ENC: A Leader In Solar Power Projects

Sep 21, 2015

13 megawatt solar facility at Camp Lejeune
Credit Camp Lejeune

From wind turbines, solar collectors and other renewable energy sources, North Carolina is greening up the way it generates power.  Legislation passed in 2007 states that 12.5% of North Carolina power sales must come from renewable sources by the year 2021.  We hear an update on renewable energy projects in North Carolina.

On September 17th, another hurdle was cleared in the effort to develop wind farms off the North Carolina coast. The Bureau of Ocean Energy Management completed its environmental review for three wind energy areas.  The next step is making these areas available for leasing for site characterization and site assessment activities. 

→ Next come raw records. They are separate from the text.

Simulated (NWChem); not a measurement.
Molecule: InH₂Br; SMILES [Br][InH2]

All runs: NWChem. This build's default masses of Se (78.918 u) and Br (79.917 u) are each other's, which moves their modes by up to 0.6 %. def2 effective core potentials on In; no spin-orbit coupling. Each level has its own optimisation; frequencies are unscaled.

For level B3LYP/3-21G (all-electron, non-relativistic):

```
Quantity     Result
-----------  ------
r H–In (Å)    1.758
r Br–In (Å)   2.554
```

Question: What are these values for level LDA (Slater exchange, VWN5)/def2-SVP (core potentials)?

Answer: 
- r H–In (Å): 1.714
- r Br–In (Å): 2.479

While North Carolina is just starting to explore offshore wind potential, we’re leading the way when it comes to solar power.  The state ranks fourth in the nation in installed solar capacity.  And according to the Solar Energy Industries Association, North Carolina has more solar capacity than all the other Southeast states combined. When companies seek to build a solar facility in North Carolina, most turn to the eastern region, according to spokesman for Duke Energy Randy Wheeless.

“Eastern North Carolina may be one of the hotspots of solar power in the nation.  A lot of it has to do with the geography. I’m from that area, and I know there’s not a lot of tobacco farms growing tobacco anymore and those long stretches of flat land are ideal for a solar farm.”

Duke Energy, the largest solar energy company in the state, has more than 20 projects in North Carolina. 

“From the northeast, down to Halifax, Edgecombe county, Washington, New Bern, Onslow County, just pretty much all of the eastern North Carolina counties, we’ve got some project that’s either being operated or being built.”

One of the largest solar power project east of the Mississippi is currently under construction in Edgecombe County.  Duke Energy Renewables, part of Duke Energy's Commercial Portfolio is building the 80 MW Conetoe site, which is expected to be finished in December.  In Duplin County, Duke Energy's 65 megawatt Warsaw Solar facility is under construction on 500 acres on Penny Branch Road.   Warsaw Town Manager Shawn Condon says the project has created local jobs and economic benefit in the area.

"A small town such as Warsaw, you know it’s exciting for a town our size to be involved in a project of this size especially with the 21st century technology such as solar power and we’re happy that it puts us on the map so far as being an eco-friendly town and also expanding and hopefully attracting other companies that are interested in and have that commitment and dedication to clean energy and renewable energy."

The Warsaw solar facility being built right now will be finished in a couple of months.  Another large scale project in Wilson County is slated to go online by the end of this year.  The 40 mega-watt Elm City solar facility will include 520,000 panels on 450 acres on Haynes Road.   And Duke Energy broke ground this summer on a solar project at a military base in eastern North Carolina.

“Yeah, Camp Lejeune, we’ve got a 13 mega-watt project under construction that should be finished by the end of the year. And that will supply power to the base but also nearby customers in Onslow County.  It’s a great combination with the military because in the future, we think that will supply backup power if there ever was a grid emergency where the base needed as much power as it could get in a dire situation.”

As promising as solar power is for eastern North Carolina, there are also downsides.  Solar panels only work when it’s sunny, materials are expensive, it takes a lot of space, and solar doesn’t match the output of conventional power stations. However, Wheeless says technology is improving and the cost of materials is going down.

“A lot of our older projects are small scale.  I think at one time 5 megawatts was a pretty normal range.  That’s going to serve about 1000 customers.  But as building methods have progressed, we’ve seen larger projects start to make economic sense, we’re starting to see projects in 20, 40, 60 megawatts. So there’ll still be other smaller ones like 5 megawatts.  But for big impacts with solar, I think you’re going start looking at more, larger projects.”

Moving forward, solar energy has a promising future in eastern North Carolina.